Evgenii Fedorovich Svetlanov

The following article is from The Great Soviet Encyclopedia (1979). It might be outdated or ideologically biased.

Svetlanov, Evgenii Fedorovich


Born Sept. 6, 1928, in Moscow. Soviet composer, conductor, and pianist. People’s Artist of the USSR (1968).

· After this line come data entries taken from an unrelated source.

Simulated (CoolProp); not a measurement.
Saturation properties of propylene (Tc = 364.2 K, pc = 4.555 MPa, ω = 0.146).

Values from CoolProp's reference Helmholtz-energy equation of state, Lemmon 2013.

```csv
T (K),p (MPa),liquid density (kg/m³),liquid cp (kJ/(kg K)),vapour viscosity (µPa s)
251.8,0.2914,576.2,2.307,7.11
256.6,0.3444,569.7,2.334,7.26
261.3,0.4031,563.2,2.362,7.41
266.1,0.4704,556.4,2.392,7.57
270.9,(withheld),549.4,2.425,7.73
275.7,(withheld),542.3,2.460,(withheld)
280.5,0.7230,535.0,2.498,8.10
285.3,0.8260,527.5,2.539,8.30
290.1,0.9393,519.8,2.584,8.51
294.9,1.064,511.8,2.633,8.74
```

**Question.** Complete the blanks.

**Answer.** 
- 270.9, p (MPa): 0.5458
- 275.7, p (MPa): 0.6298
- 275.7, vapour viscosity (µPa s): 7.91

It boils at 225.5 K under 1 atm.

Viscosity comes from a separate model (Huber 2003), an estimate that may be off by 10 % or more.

In 1951, Svetlanov graduated from the Gnesin Institute of Music and Pedagogy, where he studied composition under M. F. Gnesin and piano under M. A. Gurvich. In 1955 he graduated from the Moscow Conservatory, where he studied composition under Iu. A. Shaporin and conducting under A. V. Gauk. In 1954, while still a student, he became assistant conductor of the Full Symphony Orchestra of the All-Union Radio and Television. Beginning in 1955, Svetlanov served as conductor and from 1963 to 1965 as principal conductor of the Bolshoi Theater of the USSR. Here he conducted the operas The Tsar’s Bride by Rimsky-Korsakov, The Sorceress by Tchaikovsky, Not for Love Alone by Shchedrin (premiere, 1961), and October by Muradeli (premiere, 1964), as well as premiere performances of the ballets The Path of Thunder by Karaev (1959), The Pages of Life by Balanchivadze (1960), The Night City, to music by Bartók (1962), and Paganini, to music by Rachmaninoff (1963). Since 1965 he has served as artistic director and principal conductor of the State Symphony Orchestra of the USSR.

Svetlanov is an outstanding interpreter of Soviet Russian music. He was the first in the USSR to perform many works by Soviet and foreign composers, including Joan of Arc at the Stakeby Honegger, Turangalîla-Symphonie by Messiaen, and A Survivor From Warsaw by Schoenberg. Svetlanov has also composed a symphony (1957), a cantata, symphonic poems, a string quartet, and vocal and instrumental works. He has toured abroad.

Svetlanov has been awarded the Lenin Prize (1972) for his concert work. He has also been awarded the Grand Prix (France) for his recording of all of Tchaikovsky’s symphonies, the Order of Lenin, the Order of the Red Banner of Labor, various medals,” and the Bulgarian Order of Cyril and Methodius First Class.